Reputation: 1936
I have an edge list in the form
start | end
a c
b d
e b
I have tens of millions of edges (approx 30 million) and I'm not able to read in the entire graph into memory - at least not using a library like networkx which is a bit memory intensive.
My goal is to find all connected components in the graph represented by that list that contain less than x
number of nodes.
For example, I want to get all connected components with less than x=30
nodes. But I don't want to do this by building the entire graph and then doing a search for connected components (e.g. calling this networkx command: nx.connected_component_subgraphs(nxg)
).
Is there a way I can search for connected components just using the edge list file and without having to build the entire graph?
Additional info: The node names are strings of length 10-20 asci values.
Upvotes: 3
Views: 1774
Reputation: 349956
You would first need to reduce the footprint of your data by assigning shorter identifiers for your nodes. You could write a mapping between those shorter identifiers and original names to another file, so you can translate any solution to those names after running an algorithm.
Assuming you have short enough identifiers for your nodes, you could load everything in memory, in a dictionary keyed by node identifiers.
Then use the Union-Find structure & algorithm to identify the connected components.
Finally filter those by the maximum size they are allowed to have.
There are some libraries out there which provide Union-Find implementations, which could provide better performance. Here is a simple implementation of Union-Find:
class Node:
def __init__(self, key):
self.key = key
self.parent = self
self.size = 1
class UnionFind(dict):
def find(self, key):
node = self.get(key, None)
if node is None:
node = self[key] = Node(key)
else:
while node.parent != node:
# walk up & perform path compression
node.parent, node = node.parent.parent, node.parent
return node
def union(self, key_a, key_b):
node_a = self.find(key_a)
node_b = self.find(key_b)
if node_a != node_b: # disjoint? -> join!

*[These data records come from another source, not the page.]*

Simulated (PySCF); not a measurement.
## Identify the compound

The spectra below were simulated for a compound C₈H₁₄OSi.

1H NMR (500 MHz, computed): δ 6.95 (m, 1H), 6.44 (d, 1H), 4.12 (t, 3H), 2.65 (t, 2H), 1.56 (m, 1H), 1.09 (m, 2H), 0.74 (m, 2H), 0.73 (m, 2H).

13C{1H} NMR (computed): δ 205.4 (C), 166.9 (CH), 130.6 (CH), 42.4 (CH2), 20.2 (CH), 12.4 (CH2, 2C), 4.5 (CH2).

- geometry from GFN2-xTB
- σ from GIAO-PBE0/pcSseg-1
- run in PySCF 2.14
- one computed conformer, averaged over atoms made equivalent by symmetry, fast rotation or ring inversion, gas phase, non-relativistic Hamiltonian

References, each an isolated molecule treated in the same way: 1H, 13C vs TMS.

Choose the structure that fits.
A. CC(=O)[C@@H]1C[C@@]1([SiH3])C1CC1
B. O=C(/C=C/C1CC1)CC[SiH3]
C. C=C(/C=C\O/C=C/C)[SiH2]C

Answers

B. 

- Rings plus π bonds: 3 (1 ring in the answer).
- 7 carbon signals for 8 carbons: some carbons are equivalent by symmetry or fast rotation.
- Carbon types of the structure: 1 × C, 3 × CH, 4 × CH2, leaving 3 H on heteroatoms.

if node_a.size < node_b.size:
node_a.parent = node_b
node_b.size += node_a.size
else:
node_b.parent = node_a
node_a.size += node_b.size
Then, the following function would load that structure from an iterator, and return the components whose sizes meet the requirement:
from collections import defaultdict
def find_components(line_iterator, max_size):
forest = UnionFind()
for line in line_iterator:
forest.union(*line.split())
result = defaultdict(list)
for key in forest.keys():
root = forest.find(key)
if root.size <= max_size:
result[root.key].append(key)
return list(result.values())
Here is a demo for the following graph:
data = """x d
c j
i e
f x
n z
a u
g r
w x
p l
u o
m g
k s
t q
y l
h m
n b
k v
e u
i o
r m
n c
x q
f q
j l
s v"""
results = find_components(data.splitlines(), 5)
print(results)
The output for this demo is:
[['i', 'e', 'a', 'u', 'o'], ['g', 'r', 'm', 'h'], ['k', 's', 'v']]
Upvotes: 4